Moving Day Arrives for Outgoing Valley Officials : City Hall: Staff members for Ernani Bernardi and Joy Picus sort through decades of awards, photos and other personal items. The new tenants are due Thursday.
Buried within the stacks of old files, plaques and mementos at the offices of two outgoing Valley representatives to the Los Angeles City Council is nearly a half century of history.
The most precious stuff--the photo of Ernani Bernardi and jazz great Artie Shaw, some of Joy Picus’ favorite awards and countless other personal items--will be taken home by the council members and their staffs before the new tenants move in Thursday.
Documents on important issues will be left behind or placed in the city archives downtown.
The rest will be fed to the recycling maw, or the dump.
It’s a process that will take place at least every eight years now that Los Angeles voters have placed a two-term limit on their elected city officials.
The mammoth tenures--32 years for Bernardi and 16 for Picus--that have characterized Los Angeles government will no longer be possible.
As the packing goes on, the mood is somber at Picus’ office in Reseda. Five staff members, none of whom know where they will be working next, step over packing boxes, posters and desktop ornaments and tell phone callers to try again later, unless their problem is urgent.
“The hardest thing for all of us is losing the camaraderie that we have built up here,” said Karyn Palmer, Picus’ chief field deputy. “We have worked so hard and so well together. Losing that is tough.”
There are also lingering sore spots from a bruising campaign against Councilwoman-elect Laura Chick, Picus’ former chief deputy.
“We want the transition to go as smoothly as possible, but their office has not even gotten in touch with us,” Palmer said. “I’m dismayed that (Chick’s) transition person hasn’t called once.”
Reyna Gabin, a member of Chick’s transition team, said Chick’s staff “did not feel the need to speak to (Palmer) personally,” and that they had contacted Picus’ downtown office.
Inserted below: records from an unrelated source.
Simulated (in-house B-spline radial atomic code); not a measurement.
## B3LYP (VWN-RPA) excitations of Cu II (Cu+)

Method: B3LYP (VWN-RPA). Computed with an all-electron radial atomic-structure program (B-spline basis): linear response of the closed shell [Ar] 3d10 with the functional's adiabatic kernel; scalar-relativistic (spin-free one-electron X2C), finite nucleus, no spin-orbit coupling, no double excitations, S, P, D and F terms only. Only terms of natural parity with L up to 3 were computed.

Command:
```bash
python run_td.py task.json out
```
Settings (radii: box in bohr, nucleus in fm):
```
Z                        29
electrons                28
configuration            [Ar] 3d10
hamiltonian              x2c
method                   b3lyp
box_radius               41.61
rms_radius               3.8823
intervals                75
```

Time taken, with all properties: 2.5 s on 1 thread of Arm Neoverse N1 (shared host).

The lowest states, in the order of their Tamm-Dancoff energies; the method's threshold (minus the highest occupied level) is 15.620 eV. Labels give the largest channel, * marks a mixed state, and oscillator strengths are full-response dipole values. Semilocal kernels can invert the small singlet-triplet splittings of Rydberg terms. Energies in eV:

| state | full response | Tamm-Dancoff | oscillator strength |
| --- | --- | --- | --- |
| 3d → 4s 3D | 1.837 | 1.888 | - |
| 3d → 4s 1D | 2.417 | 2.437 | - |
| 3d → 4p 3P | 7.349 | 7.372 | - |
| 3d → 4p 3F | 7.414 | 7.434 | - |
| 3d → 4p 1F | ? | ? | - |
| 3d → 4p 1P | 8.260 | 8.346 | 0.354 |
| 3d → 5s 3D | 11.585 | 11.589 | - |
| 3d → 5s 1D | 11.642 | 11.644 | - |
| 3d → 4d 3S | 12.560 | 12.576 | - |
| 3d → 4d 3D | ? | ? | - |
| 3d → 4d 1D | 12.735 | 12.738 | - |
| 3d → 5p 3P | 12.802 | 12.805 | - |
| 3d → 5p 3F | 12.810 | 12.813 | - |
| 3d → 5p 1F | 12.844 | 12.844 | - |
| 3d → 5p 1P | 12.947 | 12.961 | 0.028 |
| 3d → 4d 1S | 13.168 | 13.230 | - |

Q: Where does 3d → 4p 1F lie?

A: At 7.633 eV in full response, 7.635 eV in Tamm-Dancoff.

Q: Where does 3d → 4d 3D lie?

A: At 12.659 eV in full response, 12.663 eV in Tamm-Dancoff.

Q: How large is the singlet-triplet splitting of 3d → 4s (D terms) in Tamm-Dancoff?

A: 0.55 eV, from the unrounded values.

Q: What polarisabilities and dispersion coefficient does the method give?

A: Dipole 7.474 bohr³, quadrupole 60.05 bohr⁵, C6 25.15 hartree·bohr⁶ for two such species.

So files on neighborhood issues--potholes that need mending, business concerns and homeowner feuds--will simply be left in cabinets and on computer disks for Chick’s staff members in Reseda.
Some of Picus’ aides hope to see a few pet projects through. Sandy Kievman, for instance, said she will pass along the file on a Canoga Park resident who complained about a bus stop recently placed in front of his residence.
“They could have put the stop across the street where there were no houses, but for some reason they didn’t,” Kievman said. “I wrote letters, I got permission from the church to put the bus stop there, and so far . . . nothing. But if it’s the last thing I do, I’ll see that bus stop moved away from that man’s front door.”
But whether Kievman’s crusade will be continued by her replacement is uncertain.
It’s a situation that will face constituents throughout districts represented by Picus and Bernardi and outgoing council members Michael Woo and Joan Milke Flores, as new representatives take over and old projects hang in limbo.
At Bernardi’s City Hall office, aides still bustle with activity. “We’ll be busy up until the very end,” press deputy Gayle Johnson said. “It’s easier to deal with the process of leaving that way.”
But in the councilman’s personal office, deputy Cindy Varela packs yellowed newspaper clippings, notes on some of Bernardi’s favorite issues and hundreds of photos of officials wearing wide-lapel suits of the 1960s and 1970s.
There are reams of memos and reports on the Community Redevelopment Agency, which Bernardi lambasted from his council chamber seat for three decades, on his urban renewal efforts in the 1970s and on his proposal to limit jet traffic at Los Angeles International Airport in the late 1960s.
Although Bernardi’s staff members said Councilman-elect Richard Alarcon is welcome to the paperwork when he moves to another City Hall office, much of the stuff very likely will end up in storage.
At the councilman’s Sylmar office, field deputy Carolyn Jackson said she and her co-workers plan to leave everything as is.
“I’ve been here 16 years, and I’m just going to walk away . . . they can keep whatever they want,” Jackson said. “Anything that might be useful to the 7th District, it’s going to stay here. We’re going to take our personal belongings and just go. No hard feelings. Life goes on.”